I’ve been working with people starting their transition to agile. They are all smart people—some of them scary-smart. And some of them are misusing some of the terminology. Some people are using the word “refactoring” to describe significant work, say, weeks or even months of effort of rework. Sorry, I call that redesign.
To me, refactoring is simplification of existing design. It’s something you can complete in a few hours, or, at most, a day. Refactoring could take a day if you need to write some tests to verify you haven’t broken anything.
But if you’re taking several days to a week or more to “refactor,” I don’t think you are refactoring anything. You are redesigning. Redesigning is a useful activity, especially if you have technical debt. But call the activity what it is.
If you have enough technical debt to need redesign, say so. Call the activity redesign. Allow for the time. Explain that you are paying down technical debt. If you’re like me, you might even chunk the redesign into smaller pieces, so you can iterate on the redesign, paying down your technical debt in pieces.
If you’re refactoring, that’s something you can do without needing a ton of extra time. Refactoring is something you should be able to do in the time allowed for the story or the task, because most of the time, refactoring is sufficiently short that it is absorbable into the time for the story. If you see technical debt that is not absorbable, make a card and put it on the backlog, because you need to make the technical debt transparent to the rest of the team, including the project manager, and most especially the product owner or the customer. No matter what, you need to make technical debt transparent to management.
Refactoring and redesign are two different beasts. As a project manager, I want to know when team members are performing which activities. I want to make the choice about refactoring a “yes” by default. I want to be able to make the redesign choice with the product owner or sponsor, because it affects the project cost and schedule and the sponsor needs to have that discussion. Redesign is not a default yes decision. It depends on many variables.

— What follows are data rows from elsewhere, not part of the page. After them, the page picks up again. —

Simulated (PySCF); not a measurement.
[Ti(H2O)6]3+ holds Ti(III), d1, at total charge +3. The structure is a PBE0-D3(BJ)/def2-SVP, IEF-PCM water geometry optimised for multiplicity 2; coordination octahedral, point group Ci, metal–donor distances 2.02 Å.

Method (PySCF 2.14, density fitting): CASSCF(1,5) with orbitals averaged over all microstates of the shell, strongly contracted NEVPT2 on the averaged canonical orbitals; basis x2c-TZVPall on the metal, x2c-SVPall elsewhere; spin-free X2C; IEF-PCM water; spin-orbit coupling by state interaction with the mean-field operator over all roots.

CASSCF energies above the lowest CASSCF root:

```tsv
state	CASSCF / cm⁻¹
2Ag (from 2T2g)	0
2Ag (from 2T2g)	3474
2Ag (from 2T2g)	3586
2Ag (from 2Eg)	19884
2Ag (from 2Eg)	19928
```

But you can’t have that discussion if all redesign is called refactoring. It’s not. Call the activity what it is. If it’s redesign, call it that. If it’s refactoring, call it that. But don’t call redesign refactoring just because you don’t want to call it redesign or because you think the cool new word for redesign is refactoring.
Redesign is still redesign. Refactoring is simplification, and takes very little time. Make sure you don’t confuse the two. Once you start messing with significant technical debt, watch out. You are likely redesigning, not refactoring.